Come vacation and my family, which happens to prefer beaches to mountains, begins to look for a new seaside holiday. Having visited the regulars like Goa, Mangalore, Alibaug, and Konkan plenty of times, we decided to give Daman a shot. And honestly, we discovered a destination worth visiting again.
Daman is a part of the Union Territory of Dadra & Nagar Haveli, and Daman & Diu. A drive of roughly 3.5 hours from Mumbai along National Highway-8, it’s situated on the Coast of the Arabian Sea, almost at the tip where Maharashtra ends and Gujarat begins. So, Daman is very near to Vapi and Bhilad, cities in Gujarat close to Maharashtra. There are numerous signboards that conveniently lead you to Daman.
Daman is divided into two- Moti Daman and Nani Daman, connected via a bridge. Pre-independence, Daman used to be a Portuguese colony.
We stayed at a resort in Nani Daman, bang opposite Devka Beach. The beach is very clean, with blue waves and black sands. But what stands out as remarkable is the long and wide main road in Daman, which is lined with resorts on one side and the beautiful beachside promenade on the other. The promenade is lengthy and neat, adjoining the beach with ample benches to sit and relax, plus of course a walking track. A drive along the road or a jog along the promenade, either way, your heart fills with peace and calm. There’s hardly any garbage on the beach or potholes on the road, public property is well maintained.

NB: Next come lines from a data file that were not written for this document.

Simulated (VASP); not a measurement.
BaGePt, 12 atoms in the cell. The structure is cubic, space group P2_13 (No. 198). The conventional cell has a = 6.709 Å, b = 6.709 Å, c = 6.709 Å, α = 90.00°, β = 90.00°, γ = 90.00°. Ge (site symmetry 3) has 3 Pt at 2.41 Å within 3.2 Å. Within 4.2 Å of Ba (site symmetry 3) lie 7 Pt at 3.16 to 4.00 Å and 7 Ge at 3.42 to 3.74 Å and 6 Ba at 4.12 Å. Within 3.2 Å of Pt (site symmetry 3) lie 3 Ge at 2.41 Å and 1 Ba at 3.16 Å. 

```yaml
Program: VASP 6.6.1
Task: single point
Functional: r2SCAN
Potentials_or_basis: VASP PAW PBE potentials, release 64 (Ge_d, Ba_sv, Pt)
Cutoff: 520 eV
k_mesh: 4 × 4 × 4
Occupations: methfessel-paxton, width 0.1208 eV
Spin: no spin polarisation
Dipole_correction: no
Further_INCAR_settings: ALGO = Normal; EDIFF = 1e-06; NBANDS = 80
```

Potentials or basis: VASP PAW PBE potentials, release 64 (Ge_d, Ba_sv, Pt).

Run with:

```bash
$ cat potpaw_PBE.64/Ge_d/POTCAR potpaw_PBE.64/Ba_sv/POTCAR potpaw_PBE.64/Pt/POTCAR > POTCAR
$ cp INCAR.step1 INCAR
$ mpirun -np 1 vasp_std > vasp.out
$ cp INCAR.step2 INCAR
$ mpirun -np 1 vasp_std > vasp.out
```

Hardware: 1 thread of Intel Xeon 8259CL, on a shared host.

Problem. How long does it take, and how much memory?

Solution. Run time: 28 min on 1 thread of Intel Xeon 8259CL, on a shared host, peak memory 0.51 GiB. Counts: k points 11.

The next morning, we drove to Moti Daman and we were totally bowled over by the Portuguese-style architecture all over. The walls enclosing the Fort area are tall but easy to climb, thanks to the staircases. You get a full view of the city and the sea from atop the fort wall.
The town of Moti Daman is most popular for the Bom Jesus church, a majestic structure built way back in history by the Portuguese invaders. We parked our car near the fort and walked around; it was beautiful. The thatched houses with their verandas look like Goa or Kerala. There’s greenery everywhere and the cobblestone pavements give the town a colonial feel. The post office, the library, the cafes, and the municipality building, all are painted in shades of yellow and blue, like a little European village. The neatness of the place is amazing indeed.
And on the other side of the fort lies the vast Jampore beach. There are some water sports activities at the beginning of the beach, but as you walk further north, there’s an immensely long promenade adjoining the sea. The entire stretch is peaceful and spacious, with sea and waves accompanying you.